My Topics

8 February 2018

Play with Your Fruit! How Sensory Play Can Make Toddlers Like Fruit More

Keywords: food, fruit, games, intervention, parents, Western Europe, experiment, preschoolers,

Young children often refuse to eat fruits and veggies – highly frustrating for parents. According to a study in Appetite, help is at hand. The study shows that encouraging toddlers to play with their fruit before tasting it (sensory play) can make them like fruit more.

Take aways

  • Toddlers’ who are encouraged to play with their fruits before tasting it (sensory play), like fruits more. 
  • Interestingly, sensory play with nonfoods, such as sand, can also increase toddlers’ liking of fruits. 
  • For healthcare and intervention developers, it’s useful to know that sensory play can lead to greater acceptance and enjoyment of eating fruits.

Study information

  • The question?

    Can toddlers’ enjoyment of eating fruits be increased by sensory play? 

  • Who?

    83 1- to 4-year-olds (mean age: 2 years old; 54% girls)

  • Where?

    Midlands area of the United Kingdom

  • How?

    The children participated in a five week training. They were divided into four groups, each with different tasks: 

    1. Fruit sensory play group. The children in this group performed five different fruit sensory play tasks (one each week). For example, blueberries were presented in a bowl and children were asked to pretend as if they were a ladybird by putting some spots on themselves with blueberries. In each week the task contained a different fruit (i.e., blueberries, prunes, raspberries, passion fruit and melon) and afterwards a fruit tasting for that particular fruit occurred. Both the parent and researcher rated how much the child enjoyed eating the fruit. On top of that, the children also engaged in five non-food sensory tasks (also one each week). For example, sand was presented in a bowl and children were asked to find the buried treasure (hidden coins) by digging it out. 
    2. Non-food sensory play group. The children in this group only performed the five different non-food sensory tasks (one each week) as the ones in the fruit sensory play group. In addition, they also had the same fruit tastings afterwards. 
    3. Fruit taste group. In this group, the children only performed the fruit tastings each week. 
    4. Non-sensory play group. The children in this group played five different games (one each week) without any fruit tastings. For example, a shape sorting game or a block building game. 

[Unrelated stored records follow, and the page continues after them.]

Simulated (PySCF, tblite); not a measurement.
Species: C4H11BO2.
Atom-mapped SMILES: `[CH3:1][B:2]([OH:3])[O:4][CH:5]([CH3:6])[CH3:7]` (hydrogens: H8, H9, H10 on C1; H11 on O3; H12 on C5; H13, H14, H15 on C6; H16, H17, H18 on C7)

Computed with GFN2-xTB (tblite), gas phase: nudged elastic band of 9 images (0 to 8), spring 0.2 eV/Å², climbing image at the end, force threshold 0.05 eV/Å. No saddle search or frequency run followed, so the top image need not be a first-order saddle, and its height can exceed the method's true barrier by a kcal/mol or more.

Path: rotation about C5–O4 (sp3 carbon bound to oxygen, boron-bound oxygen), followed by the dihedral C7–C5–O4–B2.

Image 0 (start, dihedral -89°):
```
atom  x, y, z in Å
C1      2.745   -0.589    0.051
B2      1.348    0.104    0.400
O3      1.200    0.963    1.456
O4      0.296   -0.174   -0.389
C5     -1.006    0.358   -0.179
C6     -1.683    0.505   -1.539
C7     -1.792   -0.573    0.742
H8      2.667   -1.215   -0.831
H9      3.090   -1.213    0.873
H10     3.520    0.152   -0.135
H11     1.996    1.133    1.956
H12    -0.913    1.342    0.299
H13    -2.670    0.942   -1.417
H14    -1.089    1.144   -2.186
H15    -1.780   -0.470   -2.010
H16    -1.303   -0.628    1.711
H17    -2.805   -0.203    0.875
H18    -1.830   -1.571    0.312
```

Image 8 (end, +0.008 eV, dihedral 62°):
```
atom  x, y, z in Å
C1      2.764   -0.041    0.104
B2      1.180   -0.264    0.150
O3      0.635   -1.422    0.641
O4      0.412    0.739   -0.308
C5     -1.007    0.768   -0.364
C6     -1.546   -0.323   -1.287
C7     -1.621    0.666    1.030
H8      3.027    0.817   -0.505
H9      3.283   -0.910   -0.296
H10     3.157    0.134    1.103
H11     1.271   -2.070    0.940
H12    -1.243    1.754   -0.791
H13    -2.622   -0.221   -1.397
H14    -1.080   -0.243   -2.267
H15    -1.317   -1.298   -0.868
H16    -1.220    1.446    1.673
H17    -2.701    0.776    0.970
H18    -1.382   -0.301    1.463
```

    After the five training weeks a fruit test was conducted again, this time with other types of fruits. Children were offered three different fruits: one familiar (banana), one known from the training (raspberry), and one unfamiliar fruit (fresh lychee). Both the parent and researcher rated how much the child liked the fruit. 

Facts and findings

  • Children in the fruit sensory play group liked the fruits more after the training than children in the non-sensory play group. 
  • Interestingly, the same increase in fruit liking was found among children in the sensory play group with non-foods. 
  • Moreover, the more children liked engaging in the sensory play tasks (with fruits and/or non-food), the more they enjoyed eating the fruits. 
  • Fun fact: Children liked playing with non-food substances (such as sand) more than playing with fruits. According to the researchers, this may possibly have to do with the rules taught by parent not to play with foods.